Best Post of 2007?

Reasonable conservative Jon Swift is compiling a list of various bloggers’ self-designated “best post(s) of 2007,” and kindly sent an email asking me to suggest mine. And then a few days later he sent another, because I hadn’t answered the first one.

It wasn’t that I had forgotten, or didn’t care to send him a link, or anything like that.

It was that I had no idea how to define “best.”

I have the sense that a lot of bloggers would define “best” as the post that made the biggest splash out there in the world. For CRN in 2007, that would almost certainly be this post, which got linked to hell and back. It also happens to be the single post I most wish I had kept to myself, as I took a significant amount of grief over it from people who felt slighted. (2007 was an improvement in that sense, as there was really just that one post I’d toss down the memory hole, compared to a number of them in 2006.)
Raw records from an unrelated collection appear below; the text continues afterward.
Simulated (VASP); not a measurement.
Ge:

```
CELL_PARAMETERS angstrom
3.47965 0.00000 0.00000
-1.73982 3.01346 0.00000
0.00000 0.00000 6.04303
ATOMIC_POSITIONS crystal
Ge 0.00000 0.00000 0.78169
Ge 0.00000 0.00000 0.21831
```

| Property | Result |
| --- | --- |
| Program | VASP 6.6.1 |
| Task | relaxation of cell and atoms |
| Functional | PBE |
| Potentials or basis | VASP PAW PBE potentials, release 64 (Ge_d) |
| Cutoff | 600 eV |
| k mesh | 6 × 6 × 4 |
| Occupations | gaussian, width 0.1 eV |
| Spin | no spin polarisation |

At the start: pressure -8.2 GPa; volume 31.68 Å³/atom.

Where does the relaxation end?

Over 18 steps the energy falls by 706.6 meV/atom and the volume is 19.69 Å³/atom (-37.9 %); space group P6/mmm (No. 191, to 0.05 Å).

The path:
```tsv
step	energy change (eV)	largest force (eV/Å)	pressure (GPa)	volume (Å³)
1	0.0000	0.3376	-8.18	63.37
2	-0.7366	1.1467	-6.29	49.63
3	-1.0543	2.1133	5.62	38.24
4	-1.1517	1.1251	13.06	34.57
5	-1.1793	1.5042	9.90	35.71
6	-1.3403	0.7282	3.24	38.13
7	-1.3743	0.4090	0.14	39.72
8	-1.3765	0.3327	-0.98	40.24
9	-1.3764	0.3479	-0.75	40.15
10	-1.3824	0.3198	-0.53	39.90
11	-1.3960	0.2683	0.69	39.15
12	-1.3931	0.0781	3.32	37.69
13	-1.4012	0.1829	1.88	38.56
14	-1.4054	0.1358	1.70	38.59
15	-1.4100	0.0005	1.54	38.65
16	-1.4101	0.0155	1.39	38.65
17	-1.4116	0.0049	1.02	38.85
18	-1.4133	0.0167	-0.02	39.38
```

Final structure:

Judging the writing quality in the posts is another approach, perhaps the most sensible and straightforward one, and I am I think singularly unqualified to make that judgment of my own writing. I find much I would rewrite in every post, and I also find lines and phrases of my own with which I fall back in love and decide for forty-five seconds that each is the Best Thing I Ever Wrote, Period.

The post that best characterizes the year 2007 at CRN? That would undeniably be this one. And no one’s gonna appreciate having that sent in to a list of best blog posts, even someone generous and kind like the esteemed Mr. Swift.

Funniest? Most lyrical? Most helpful? Most insightful? Judgment calls, each and every one, and each an arbitrary definition of “best” with plenty of arguments against it. This post is probably the one I think most deserving of more attention than it got, but that’s a different question.

At long last this is what I sent in to Mr. Swift:

I did receive your gracious offer, Mr. Swift.

I haven’t been ignoring it. I’ve been contemplating what definition of “best” I ought apply.

I’ll be explaining my thought process in a blog post, but I’ll spare you the details in this email, and simply say that though many other posts received more attention and more comment, this is the one I would save if all the others had to be erased forever.

Thank you for your continuing generosity.

I chose that post because that’s the post I wrote the most carefully.

And then I heard that little “whoosh” sound Mail.app makes when it sends mail, and in a blinding flash I realized I’d been an idiot, as the answer was so obvious I should have seen it all along. I opened up another email message to Jon Swift, in which I said:

Oh, wait. Is it MY best post we’re talking about, or CRN’s? Because if it’s the latter, then — no contest, no argument possible — the best post would be any of the series that CRN’s guest blogger Theriomorph did on Abundance Model Vs. Scarcity Model Thinking, and I’d suggest the first one of those as the one to link to.

Sheer thoughtful wonderfulness.

And then I hit “send” again.

Jon Swift’s compilation should be up on his site in a day or two.

Do you have posts you thought were particularly good, on this blog or yours or anyone else’s? Lay ‘em on us. Or hold forth on how, or whether, you’d define “best.”

 

2 thoughts on “Best Post of 2007?

  1. Hugo Schwyzer

    I’m devoted to you and your writing, Chris, so I’m almost tempted to impose upon you my own version of your ten best posts, ranked.  (But hey, I’m the sort of guy who thinks topiaries are a good idea, so don’t take me too seriously.)

    I’ve been doing my “best” list since 2004, and I define “best” as “the post I think comes closest to saying something unique, insightful, important, or interesting to someone other than myself or my loved ones.”  I say “closest to”, because I may fail all around.

  2. Jym

    =v= I’ve been so unprolific this year that I can’t imagine picking a favorite posting, though clearly the most representative is Shrinkage, in which I lament this very state of affairs. I also get misty-eyed over my glory days of two-and three-word coinages.

    This has just led to the realization that my proudest contribution to Usenet ever was replying to the claim that two positives never make a negative with, “Yeah, right.”  Earlier but independent thinkers who’ve mined this vein were Sidney Morgenbesser (with “Yeah, yeah …”) and our own Joe Eaton (with a positively mindbending “Yeah, yeah, yeah …”).